That hearing did not resolve all the parties’ disputes. Plaintiff has filed Motions to
Compel the production of documents from two the different Defendant groups – the
Telemetrix Defendants (Filing No. 277) and the Green Eagle Defendants (Filing No. 276).
The motions seek the production of certain electronic communications alleged to be in
existence and numerous documents listed on the defendants’ respective privilege and
redaction logs.
7
1.
Requests for Production
Plaintiff seeks to compel Defendants Gary Brown and William Becker to respond
fully to certain requests for production. Specifically,
Gary Brown:
Requests 7, 8, 11, 13 and 18. (Filing No. 217-23).
William Becker:
Requests 8, 9, 10, 18, 28, 29 and 31. (Filing No. 217-22).
Plaintiff alleges Defendants have “misrepresented for months they have no responsive
correspondence.” (Filing No. 278 at CM/ECF p. 7).

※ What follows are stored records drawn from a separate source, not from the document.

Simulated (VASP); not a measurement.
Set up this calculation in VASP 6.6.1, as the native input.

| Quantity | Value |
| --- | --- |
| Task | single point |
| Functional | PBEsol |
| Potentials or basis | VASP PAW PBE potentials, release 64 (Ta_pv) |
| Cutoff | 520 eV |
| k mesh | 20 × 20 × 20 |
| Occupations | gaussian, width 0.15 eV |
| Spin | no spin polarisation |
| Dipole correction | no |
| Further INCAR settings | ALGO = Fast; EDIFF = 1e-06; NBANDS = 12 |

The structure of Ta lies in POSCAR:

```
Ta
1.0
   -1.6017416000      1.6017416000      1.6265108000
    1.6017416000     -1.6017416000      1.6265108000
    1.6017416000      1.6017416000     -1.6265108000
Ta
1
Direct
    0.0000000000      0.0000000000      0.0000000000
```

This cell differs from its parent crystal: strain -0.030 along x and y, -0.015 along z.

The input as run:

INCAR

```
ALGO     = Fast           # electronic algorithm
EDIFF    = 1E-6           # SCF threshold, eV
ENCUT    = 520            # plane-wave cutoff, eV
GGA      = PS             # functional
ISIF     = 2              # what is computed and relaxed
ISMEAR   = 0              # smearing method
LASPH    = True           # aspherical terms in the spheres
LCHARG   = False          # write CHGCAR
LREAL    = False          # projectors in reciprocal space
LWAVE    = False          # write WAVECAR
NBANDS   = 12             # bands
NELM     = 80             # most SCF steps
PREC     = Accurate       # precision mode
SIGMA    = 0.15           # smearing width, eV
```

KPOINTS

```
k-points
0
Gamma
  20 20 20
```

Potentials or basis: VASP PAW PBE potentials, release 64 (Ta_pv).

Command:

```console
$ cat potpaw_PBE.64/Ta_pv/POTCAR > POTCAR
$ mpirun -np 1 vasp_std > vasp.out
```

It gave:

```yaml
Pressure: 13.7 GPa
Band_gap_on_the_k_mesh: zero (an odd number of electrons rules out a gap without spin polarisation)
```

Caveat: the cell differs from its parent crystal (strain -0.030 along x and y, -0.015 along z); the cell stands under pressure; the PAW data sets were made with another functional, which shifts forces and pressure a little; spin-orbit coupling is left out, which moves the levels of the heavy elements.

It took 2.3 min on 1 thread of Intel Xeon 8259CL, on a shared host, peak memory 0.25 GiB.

Plaintiff argues he has received
correspondence that is responsive to the disputed requests from other sources, claiming Gary
Brown and William Becker have intentionally not produced responsive documents. Plaintiff
further alleges Defendants Brown and William Becker must have other written
correspondence and their statements to the contrary are not credible.
In response, Defendants argue Telemetrix ceased as an active business in June of
2009 and all corporate documents – contained in 31 boxes – were placed in a secure storage
shed in Boulder, Colorado. And Brown and William Becker argue that their efforts to find
any correspondence stored electronically have been impeded by the passage of time and what
they classify as “extenuating circumstances.”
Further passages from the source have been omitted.